If I am not mistaken, there was a case when one of the participants in these trials, evidently forgetting where he was and under what circumstances, expressed a wish to follow the procedure laid down by German law. The Tribunal immediately made the necessary inquiries, and the intention of operating in accordance with the standards of German law was, of course, promptly rejected. At present I am fully able to submit to the Tribunal documents which, in my opinion, are of importance in our case, although they are compiled in complete accordance with the rules laid down by German law.

Among the numerous documents found in the police archives of the town of Zhitomir, Red Army troops seized a certain piece of correspondence. This is a police inquiry. The authors of this document could not foretell that it would be read into the record at a session of the International Tribunal for the punishment of the major war criminals. The documents constituting this correspondence were intended exclusively for the chiefs of police, and they were compiled in accordance with all the customary requirements of German law and of the police investigations of fascist Germany. From this point of view, those who would like to examine the documentation in question can be well satisfied.

At the same time this correspondence is useful to us. So much has been said in the comparatively small number of pages that I should have to analyze the documentation section by section in order that you could appreciate it fully and from every angle. I submit this correspondence to you both in the German photostats and in the Russian translation. I repeat—this is a police inquiry. The document is submitted to the Tribunal as Exhibit Number USSR-311 (Document Number USSR-311); and we have, in accordance with the wishes of the Tribunal, asked for the original copy which we may possibly receive from Moscow this very day.
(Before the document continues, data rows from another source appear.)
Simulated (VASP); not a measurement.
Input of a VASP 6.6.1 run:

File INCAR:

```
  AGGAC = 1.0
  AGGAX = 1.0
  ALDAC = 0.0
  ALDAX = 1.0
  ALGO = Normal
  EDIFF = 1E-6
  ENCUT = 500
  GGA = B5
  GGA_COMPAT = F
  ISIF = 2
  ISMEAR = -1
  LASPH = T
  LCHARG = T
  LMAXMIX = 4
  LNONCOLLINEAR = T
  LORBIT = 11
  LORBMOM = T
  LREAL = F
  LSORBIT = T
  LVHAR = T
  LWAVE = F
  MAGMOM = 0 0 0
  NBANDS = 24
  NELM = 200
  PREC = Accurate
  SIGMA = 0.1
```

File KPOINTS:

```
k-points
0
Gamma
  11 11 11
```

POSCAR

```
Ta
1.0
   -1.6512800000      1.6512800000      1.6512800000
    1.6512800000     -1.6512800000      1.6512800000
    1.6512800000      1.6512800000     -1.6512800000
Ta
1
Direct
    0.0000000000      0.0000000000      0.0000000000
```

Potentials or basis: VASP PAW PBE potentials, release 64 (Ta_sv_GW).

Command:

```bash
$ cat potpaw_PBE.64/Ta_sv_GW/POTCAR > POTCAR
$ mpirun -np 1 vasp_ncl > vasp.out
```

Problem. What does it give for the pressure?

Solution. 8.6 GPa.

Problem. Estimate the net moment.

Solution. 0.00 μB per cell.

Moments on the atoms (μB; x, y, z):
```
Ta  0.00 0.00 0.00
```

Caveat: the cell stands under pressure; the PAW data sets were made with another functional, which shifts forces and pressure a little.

On 24 December 1942, 78 prisoners of war from the Berditchev section of the Educational Labor Camp were to be subjected to “special treatment.” All the 78 prisoners were Soviet citizens. There is, in the correspondence, a report addressed to the authorities by SS Obersturmführer Kuntze, of 27 December 1942. You will find it on Page 170 of your document book. At the end of the first paragraph there is one sentence which, for greater clarity, has been marked with a red pencil. It says:

“There is no proof that these prisoners of war had ever participated in any communistic activities during the time of the Soviet regime.”

Kuntze’s next sentence fully elucidates the question of how and why these prisoners of war entered the Educational Labor Camp. He states:

“It seems that the Wehrmacht had, at the time, placed these prisoners of war at the disposal of our local authorities for special treatment. . . .”

We became convinced that they had been directed to this camp by the military authorities. The specialist—in this case undoubtedly Obersturmführer Kuntze—states that they were sent here especially to be subjected to the treatment of the “special regime.”

In an attempt to shorten, if ever so slightly, this very abundant documentation which forms the correspondence, I shall tell you, in my own words, that the 78 people in question were all that remained of a far larger group. Sturmscharführer SS Fritz Knop reports—Page 163 of your document book:

“. . . some of the prisoners at that time were transported in a truck, to some place in the neighborhood and unloaded. Later on further unloadings of prisoners of war were suspended, following objections raised by the Army.”